### Semi-autonomous Teleoperation Demo : Place task in `Kitchen Plate` scene with `small size dish rack`

### Parse `Realistic Scene`

In [1]:
import mujoco #,cv2,pyvista
import torch 
import torch.nn as nn
import numpy as np
import matplotlib.pyplot as plt
import sys
sys.path.append('../../../')
from utils.mujoco_parser import MuJoCoParserClass
from baselines.rl.dlpg.buffer import BufferClass
from baselines.rl.dlpg.dlpg import DeepLatentPolicyGradient
from utils.util import sample_xyzs,rpy2r,r2rpy,r2quat,compute_view_params,get_interp_const_vel_traj, printmd
np.set_printoptions(precision=2,suppress=True,linewidth=100)
plt.rc('xtick',labelsize=6); plt.rc('ytick',labelsize=6)
%config InlineBackend.figure_format = 'retina'
%matplotlib inline

def torch2np(x_torch):
    if x_torch is None:
        x_np = None
    else:
        x_np = x_torch.detach().cpu().numpy()
    return x_np
def np2torch(x_np,device='cpu'):
    if x_np is None:
        x_torch = None
    else:
        x_torch = torch.tensor(x_np,dtype=torch.float32,device=device)
    return x_torch

print ("MuJoCo version:[%s]"%(mujoco.__version__))

MuJoCo version:[2.3.3]


In [2]:
xml_path = '../../../asset/scene_kitchen_dish_rack_black.xml'
env    = MuJoCoParserClass(name='Place task scene: Plate table',rel_xml_path=xml_path,VERBOSE=False, MODE='window')
dlpg   = DeepLatentPolicyGradient(xdim=2, cdim=6, zdim=5, hdims=[64,64], actv_enc=nn.LeakyReLU())
buffer = BufferClass(xdim=2, cdim=6, buffer_limit=1000)

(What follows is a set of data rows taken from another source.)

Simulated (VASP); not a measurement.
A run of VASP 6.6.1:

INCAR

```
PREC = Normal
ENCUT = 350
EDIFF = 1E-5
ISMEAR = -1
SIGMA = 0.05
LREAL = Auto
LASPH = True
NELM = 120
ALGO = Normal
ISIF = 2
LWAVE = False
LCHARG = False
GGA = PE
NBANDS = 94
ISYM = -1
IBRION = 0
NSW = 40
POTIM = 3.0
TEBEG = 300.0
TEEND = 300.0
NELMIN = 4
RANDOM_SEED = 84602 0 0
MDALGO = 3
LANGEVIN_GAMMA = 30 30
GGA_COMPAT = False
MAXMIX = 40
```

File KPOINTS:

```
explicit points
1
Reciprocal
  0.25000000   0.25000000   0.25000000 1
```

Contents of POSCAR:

# Move tables and robot base
env.model.body('base_table').pos = np.array([0,0,0])
env.model.body('base').pos = np.array([-10,0,0.79])
env.model.body('avoiding_object_table').pos = np.array([0.38+0.45,0,0])
env.model.body('right_object_table').pos = np.array([-0.05,-0.80,0])
env.model.body('left_object_table').pos = np.array([-1.5,0.80,0])

# Place objects
obj_box_names = [body_name for body_name in env.body_names
             if body_name is not None and (body_name.startswith("obj_box"))]
n_box_obj = len(obj_box_names)
env.place_objects_random(n_obj=n_box_obj, obj_names=obj_box_names, x_range=[0.80, 1.15], y_range=[-3.15, -2.15], COLORS=False, VERBOSE=True)

jntadr_mug_cup = env.model.body('mug_cup').jntadr[0]
env.model.joint(jntadr_mug_cup).qpos0[:3] = np.array([ 10, -0.3, 0.85])
env.model.joint(jntadr_mug_cup).qpos0[3:] = r2quat(rpy2r(np.radians([0, 0, np.random.rand() * 360])))

jntadr_tray = env.model.body('tray').jntadr[0]
env.model.joint(jntadr_tray).qpos0[:3] = np.array([10,-0.3,0.80])
env.model.joint(jntadr_tray).qpos0[3:] = r2quat(rpy2r(np.radians([0, 0, 0])))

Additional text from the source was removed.